Conservatism isn’t something you’d ever associate with a manager like Jurgen Klopp, but the German mastermind has been utilizing slightly less gung-ho tactics with his Liverpool side in recent weeks. When Liverpool had three 0-0 draws against Bayern Munich, Manchester United, and Everton within the span of just two weeks, question marks began to surround Klopp’s side. Goals weren’t coming, they weren’t as electric going forward, and Klopp seemed to be a bit more worried with not conceding rather than really going for it in attack like he usually likes to do.

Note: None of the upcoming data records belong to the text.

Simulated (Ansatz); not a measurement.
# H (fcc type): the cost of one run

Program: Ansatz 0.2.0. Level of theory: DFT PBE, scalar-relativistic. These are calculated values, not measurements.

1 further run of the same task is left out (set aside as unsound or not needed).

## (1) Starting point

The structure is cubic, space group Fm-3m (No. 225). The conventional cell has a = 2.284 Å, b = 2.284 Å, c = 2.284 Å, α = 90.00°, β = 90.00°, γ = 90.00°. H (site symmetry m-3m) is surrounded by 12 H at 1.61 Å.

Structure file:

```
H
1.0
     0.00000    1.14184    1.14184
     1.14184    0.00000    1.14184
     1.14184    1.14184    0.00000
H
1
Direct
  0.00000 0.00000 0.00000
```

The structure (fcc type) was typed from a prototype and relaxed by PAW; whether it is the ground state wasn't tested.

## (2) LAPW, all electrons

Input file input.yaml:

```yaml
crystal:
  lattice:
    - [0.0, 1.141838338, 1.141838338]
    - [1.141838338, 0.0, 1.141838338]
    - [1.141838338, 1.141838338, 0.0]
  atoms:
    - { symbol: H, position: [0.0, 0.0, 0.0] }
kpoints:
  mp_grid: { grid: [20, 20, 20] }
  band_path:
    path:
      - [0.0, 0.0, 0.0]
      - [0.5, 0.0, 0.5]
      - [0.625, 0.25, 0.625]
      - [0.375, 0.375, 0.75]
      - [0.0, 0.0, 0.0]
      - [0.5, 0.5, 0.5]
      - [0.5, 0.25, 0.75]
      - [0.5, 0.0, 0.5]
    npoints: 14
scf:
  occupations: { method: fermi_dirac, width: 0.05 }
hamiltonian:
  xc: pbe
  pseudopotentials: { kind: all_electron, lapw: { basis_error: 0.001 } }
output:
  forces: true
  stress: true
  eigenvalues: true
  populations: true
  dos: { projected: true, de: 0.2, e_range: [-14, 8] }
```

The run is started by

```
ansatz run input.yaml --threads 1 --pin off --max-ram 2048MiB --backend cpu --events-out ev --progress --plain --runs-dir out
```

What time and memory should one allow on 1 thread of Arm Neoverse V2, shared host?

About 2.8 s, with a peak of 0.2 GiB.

Despite Liverpool looking more like themselves in their 4-2 win over Burnley, their stretch of draws and goalless matches can provide Niko Kovac with a basic blueprint to get the job done in the Champions League. Bayern already showed they have the defensive capabilities to thwart Liverpool’s dangerous attack
Forcing the issue - the front three
One of the glaring issues with Liverpool’s attack is their disproportionate distribution of goals throughout the squad. Sadio Mane, Roberto Firmino, and Mohamed Salah have accounted for 44 of Liverpool’s 68 Premier League goals. Only 12 other goals have come from Liverpool’s midfield - six from Xherdan Shaqiri, three from James Milner, two from Georginio Wijnaldum, and one from Fabinho.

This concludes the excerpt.